As it does relatively frequently with other topics, Google recently released a set of guidelines to help organizations ensure that any payment processing applications of theirs running on top of Google’s cloud platform comply fully with the requirements of the PCI DSS.
The Payment Card Industry Data Security Standard refers to a set of security controls that all organizations handling credit and debit card data are required to implement. The requirements vary depending on the number of credit card transactions an organization handles in a year.
Organizations that are not compliant and suffer a payment card breach can face stiff fines and other penalties from the major credit card associations, including MasterCard, Visa and American Express.
Google’s guidelines are meant specifically for e-commerce merchants who have hired PCI-validated third parties to handle their payment processing requirements. Merchants who fall into this category are those whose Websites accept payment card transactions but that do not electronically store, process or transmit any cardholder information themselves.
Google’s tutorial is designed to help such organizations design, deploy and configure PCI-compliant payment applications on the company’s cloud platform, Google Cloud Solutions Architect Peter-Mark Verwoerd said in a recent blog post.
To do that, Google’s tutorial uses the example of an e-commerce Website that sells subscriptions for a business-accounting software service to walk users through how to set up a PCI-compliant payment application.
The sample Website is designed to let customers input their credit or debit card information into a form that is owned and maintained by the e-commerce site. It is configured to securely send all payment card information that is entered into the form to an external payment processor, which in this case is Google. The processor checks the card information and then either approves or declines the transaction and relays that information back to the e-commerce site’s payment application.
According to Google, customers of its cloud platform can take advantage of a slew of its technologies and services to implement a PCI-compliant payment application. For example, technologies like the Google Cloud Deployment Manager can help organizations automate many key application deployment-related tasks and allows administrators to use simple commands to set up firewall rules, load balancers and cloud gateways, the company said. Using Cloud Deployment Manager gives administrators the additional benefit of constructing an audit trail of how the environment was created and deployed, Google said.

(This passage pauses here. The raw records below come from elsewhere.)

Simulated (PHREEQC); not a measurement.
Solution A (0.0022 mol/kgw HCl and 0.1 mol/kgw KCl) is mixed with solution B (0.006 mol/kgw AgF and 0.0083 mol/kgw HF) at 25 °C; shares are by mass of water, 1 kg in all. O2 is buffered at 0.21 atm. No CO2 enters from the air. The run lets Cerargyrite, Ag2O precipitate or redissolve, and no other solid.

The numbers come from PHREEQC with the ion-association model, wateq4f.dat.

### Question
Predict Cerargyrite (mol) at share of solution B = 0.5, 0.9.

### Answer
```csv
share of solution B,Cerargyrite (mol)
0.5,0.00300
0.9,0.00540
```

Similarly, automated configuration management tools like Puppet, Chef and Ansible can help organizations take a lot of the complexity and grunge work out of application configuration.
In addition, Google Compute Engine offers an easy to use application for accepting credit card data and passing it along securely to the processor while managed services applications like Stackdriver enable application monitoring and logging. The Google guide also touts the use of the company’s BigQuery data analytics service for log analysis purposes and for running ad hoc queries against log data.